CSR investments should also align with workforce development by focusing on continuity across stages.  Foundational learning, school education, skilling and employability should not be treated as  disconnected sectors. A child who develops strong comprehension, communication and numeracy skills  early is more likely to adapt to later vocational training, digital systems and changing labour-market  demands. 

CSR can contribute by strengthening ecosystems rather than running isolated projects/ creating parallel  systems. This includes supporting district-level academic structures, local-language content  development, public-private partnerships, implementation data systems and longitudinal learning  studies. Sustainable workforce development depends not only on producing skilled individuals, but on  building systems where learning quality improves consistently over time. 
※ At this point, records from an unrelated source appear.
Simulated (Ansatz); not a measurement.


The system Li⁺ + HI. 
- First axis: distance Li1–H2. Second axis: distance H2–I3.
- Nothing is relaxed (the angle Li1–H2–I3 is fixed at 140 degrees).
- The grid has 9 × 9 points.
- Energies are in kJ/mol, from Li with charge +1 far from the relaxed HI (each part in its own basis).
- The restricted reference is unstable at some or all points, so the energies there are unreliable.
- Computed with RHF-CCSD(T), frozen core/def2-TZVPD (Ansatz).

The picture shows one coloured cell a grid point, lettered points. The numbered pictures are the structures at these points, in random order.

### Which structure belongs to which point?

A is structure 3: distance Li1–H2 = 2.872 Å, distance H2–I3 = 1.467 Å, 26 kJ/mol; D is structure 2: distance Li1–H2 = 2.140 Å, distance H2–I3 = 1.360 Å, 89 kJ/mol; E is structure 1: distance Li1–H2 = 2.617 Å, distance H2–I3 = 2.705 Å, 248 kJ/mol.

Q. What makes a literacy model scalable enough to qualify as “infrastructure”? 

A. A literacy model becomes scalable enough to qualify as infrastructure when it is not dependent on one  organisation, one trainer, one geography, or one short-term project cycle. It must be simple enough to  be adopted widely, flexible enough to work across diverse contexts, and strong enough to produce  measurable learning improvement. 

The first requirement is clarity of learning goals. A scalable literacy model should clearly define what  children are expected to achieve, for example, oral language development, print awareness, vocabulary,  decoding, fluency, comprehension, writing readiness and meaning-making. Without this clarity, scale  often becomes activity expansion without learning depth. 

The second requirement is teacher usability. A model may look strong on paper, but if teachers cannot  use it in real classrooms with mixed learning levels, multilingual children, limited time and varying  resources, it will not scale meaningfully. The model should offer simple routines, classroom examples,  low-cost materials, formative assessment tools and differentiated strategies. 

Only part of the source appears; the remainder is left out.